Monday, February 27, 2012

The Altar Rail

At The New Liturgical Movement, Shawn Tribe notes:


We recently learnt that Fr. Jay Finelli (better known to some as the "iPadre") and his parish, Holy Ghost in Tiverton, Rhode Island, are returning to the use of the altar rail for the reception of Holy Communion:

“For the past few years, a number of people have asked why we can’t use the Altar Rail for Sunday Masses. So, after much thought and prayer, distribution of Holy Communion will take place at the Altar Rail, beginning on the 1st Sunday of Lent.”

I don’t know whether the accompanying photo in the NLM article is actually from that parish, but it’s beautiful:




As far as I know, there is only one church in the Diocese of Baker that has an altar rail: St. Mary’s in Pendleton. In a renovation of the sanctuary, Fr. Bailey Clemens procured a high altar and an altar rail from a dismantled church, and had them installed at St. Mary’s.




Altar rails seem to be making a come-back in many parishes around the country. An article in the National Catholic Register (from July 2011) notes:

Altar rails are present in several new churches architect Duncan Stroik has designed. Among them, the Thomas Aquinas College Chapel in Santa Paula, Calif., the Shrine of Our Lady of Guadalupe in La Crosse, Wis., and three others on the drawing boards.
Altar (Communion) rails are returning for all the right reasons.

Said Father Markey: “First, the Holy Father is requiring holy Communion from him be received on the knees. Second, it’s part of our tradition as Catholics for centuries to receive holy Communion on the knees. Third, it’s a beautiful form of devotion to our blessed Lord.”

James Hitchcock, professor and author of Recovery of the Sacred (Ignatius Press, 1995), thinks the rail resurgence is a good idea. The main reason is reverence, he said. “Kneeling’s purpose is to facilitate adoration,” he explained.

When Stroik proposed altar rails for the Shrine of Our Lady of Guadalupe, “Cardinal [Raymond] Burke liked the idea and thought that was something that would give added reverence to the Eucharist and sanctuary.”

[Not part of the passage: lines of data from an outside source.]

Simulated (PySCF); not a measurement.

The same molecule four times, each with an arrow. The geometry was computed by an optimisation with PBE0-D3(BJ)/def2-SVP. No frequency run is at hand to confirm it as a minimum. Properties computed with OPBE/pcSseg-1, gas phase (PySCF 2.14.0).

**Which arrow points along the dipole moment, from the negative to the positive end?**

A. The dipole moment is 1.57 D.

The NCR article also addresses a question many people ask:

They may be returning, but were altar rails supposed to be taken out of sanctuaries?
“There is nothing in Vatican II or post-conciliar documents which mandate their removal,” said Denis McNamara, author of Catholic Church Architecture and the Spirit of the Liturgy (Hillenbrand Books, 2009) and assistant director and professor at the Liturgical Institute of the University of Saint Mary of the Lake in Mundelein, Ill.

Cardinal Francis Arinze strongly affirmed this point during a 2008 video session while he was still prefect of the Congregation for Divine Worship and the Discipline of the Sacraments:  “The Church from Rome never said to remove the altar rails.”